Hacker News new | ask | show | jobs
by mattashii 1965 days ago
Not per se _as effective_, but it will still help a lot. NULL tuples pre-pg13 take ~ 14 bytes each, and 18 bytes when aligned. (= 2 (ItemID, location on page) + 6 (TID) + 2 (t_info) + 4 (NULL bitmap) + 4 bytes alignment). When deduplication is enabled for your index, then your expected tuple size becomes just a bit more than 6 bytes (~ 50 TIDs* in one tuple => 2 (ItemId) + 6 (alt tid) + 2 (t_info) + 4 (null bitmap) + 50 * 6 (heap TIDs) / 50 => ~ 6.28 bytes/tuple).

So, deduplication saves some 65% in index size for NULL-only index-tuples, and the further 35% can be saved by using a partial index (so, in this case, deduplication could have saved 13GB).
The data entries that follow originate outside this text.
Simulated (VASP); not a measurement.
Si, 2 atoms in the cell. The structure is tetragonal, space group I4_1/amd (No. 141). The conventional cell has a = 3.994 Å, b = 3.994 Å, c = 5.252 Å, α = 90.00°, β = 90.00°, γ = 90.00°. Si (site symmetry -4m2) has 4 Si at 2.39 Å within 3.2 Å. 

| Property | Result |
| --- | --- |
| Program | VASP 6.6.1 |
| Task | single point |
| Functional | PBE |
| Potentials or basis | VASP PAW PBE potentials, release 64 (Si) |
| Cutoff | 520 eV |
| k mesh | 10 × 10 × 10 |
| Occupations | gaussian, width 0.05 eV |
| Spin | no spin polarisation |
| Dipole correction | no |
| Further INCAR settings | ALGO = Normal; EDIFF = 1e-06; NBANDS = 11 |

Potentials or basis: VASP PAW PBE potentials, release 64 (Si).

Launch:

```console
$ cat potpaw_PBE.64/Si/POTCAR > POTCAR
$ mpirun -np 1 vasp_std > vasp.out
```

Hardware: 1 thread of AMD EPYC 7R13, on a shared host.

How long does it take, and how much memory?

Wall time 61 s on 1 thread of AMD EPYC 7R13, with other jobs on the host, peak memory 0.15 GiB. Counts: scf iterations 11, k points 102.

*note: last time I checked, REINDEX with deduplication enabled packs 50 duplicates in one compressed index tuple. This varies for naturally grown indexes, and changes with column types and update access patterns.

1 comments

heh, my calculation was incorrect: ItemID is 4 bytes in size, so the calculations are slightly off:

pre-13 was 16 bytes each (20 when 64-bit compiled), and post-13 it is 6.32 bytes/heap tuple when deduplication has kicked in.